Wednesday, May 19, 2010

Growing food is hard

Growing up in south Louisiana, I pretty much learned to garden by the following method: stick whatever you want to grow in the ground, then chop it back every 3 to 6 months so that it doesn't take over your entire yard. I remember once covering a newly-planted garden with a tarp during a late freeze, but we didn't get around to taking the tarp off until about a week later. The tomato plants went from about 6 inches to nearly 2 feet in that time... and I am not exaggerating!

Here in central Texas it's a little different. The soil is extremely alkaline - if you have any soil at all. Rainfall is sporadic - we just went over 3 weeks without rain, and it's only mid-May. And of course, summers are hot, hot, hot - we often have days in August and September that are over 110 degrees. All this means you'd better plant early, hope for rain, and gather your spring harvest before mid-June.

So tonight I picked another handful of green beans, with are once again doing great - I only wish the chickens hadn't gotten them when I first planed them, because they are the one thing that's really producing. I took most of the rest of the snow peas, which are being savaged by aphids. There are gobs of ladybugs out there, but they just can't keep up, and it's getting really warm for snow peas. The smaller bush snow peas in the middle row have all but died, and the bigger peas are on their last legs. I'll probably do my last harvest in another few days and then turn the plants under.

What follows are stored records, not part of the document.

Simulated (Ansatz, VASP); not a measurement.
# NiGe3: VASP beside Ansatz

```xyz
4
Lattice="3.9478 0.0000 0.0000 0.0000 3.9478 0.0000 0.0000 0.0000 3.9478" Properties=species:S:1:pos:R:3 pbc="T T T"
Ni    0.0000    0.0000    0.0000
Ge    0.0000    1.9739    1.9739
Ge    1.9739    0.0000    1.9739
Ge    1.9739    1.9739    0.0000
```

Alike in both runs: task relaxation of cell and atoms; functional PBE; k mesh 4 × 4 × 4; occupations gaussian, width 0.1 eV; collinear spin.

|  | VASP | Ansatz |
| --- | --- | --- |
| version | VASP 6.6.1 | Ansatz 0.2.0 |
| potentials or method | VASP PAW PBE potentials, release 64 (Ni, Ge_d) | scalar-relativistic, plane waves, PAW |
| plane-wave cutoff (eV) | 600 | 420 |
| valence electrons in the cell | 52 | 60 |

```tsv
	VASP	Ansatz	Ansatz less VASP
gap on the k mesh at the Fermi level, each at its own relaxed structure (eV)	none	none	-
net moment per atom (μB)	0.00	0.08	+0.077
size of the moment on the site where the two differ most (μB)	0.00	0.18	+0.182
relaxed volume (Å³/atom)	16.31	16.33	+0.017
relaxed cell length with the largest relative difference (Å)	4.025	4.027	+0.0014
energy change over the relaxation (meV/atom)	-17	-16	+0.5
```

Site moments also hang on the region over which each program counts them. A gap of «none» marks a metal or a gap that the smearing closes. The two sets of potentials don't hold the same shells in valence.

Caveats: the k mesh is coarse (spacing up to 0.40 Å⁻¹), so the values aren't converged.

Green beans on the top, sad-looking snow peas on the bottom. This might be enough for the hubby and I for a veggie for one meal.

I also pulled up the potatoes tonight, since the plants were looking pretty yellow and sad. I really wasn't sure what I'd find, but I pulled out 14 potatoes of varying sizes. Not a spectacular harvest by any means with 8 plants, but I did plant very late. At least I grew SOMETHING and they didn't get eaten. I actually decided to stick the plants back in the ground since a lot of them had teeny little eraser-sized potatoes on them - who knows, maybe they'll make it through the summer and produce again in the fall.

Tasty-looking taters.

Something I did find a ton of in the garden was these big white grubs, which I think are Japanese beetle grubs. I must've seen dozens of them, and of course it was too late in the day to get the chickens. Tomorrow I may go out and nab a bunch of them to feed to the girls, or even just let the girls hang out in the garden for a bit and hope don't scratch things up too much.

So the bottom line is that most of the cool-weather plants are done. The onions are starting to fall over, so probably another week or two before harvest. Then it's just the tomatoes and peppers, which are growing well but not really flowering and fruiting yet - and it's getting way late in the season. It's a good thing I've got a farmer's market nearby and don't have to depend on what I grow to feed us, because I'm not doing a very good job of it. I am glad I grew something this spring though - it's very satisfying to at least get a few veggies out of my own garden. Still, I've got a long way to go before we become more self-sufficient in the veggie area.

1 comment:

  1. The potatoes look great! I'm impressed, even if it is a small-ish harvest. I'm worried that my tomatoes are not going to do very much. I have those little grubs in my yard too, though I haven't seen them in the veggie garden yet. Thanks for the link on those.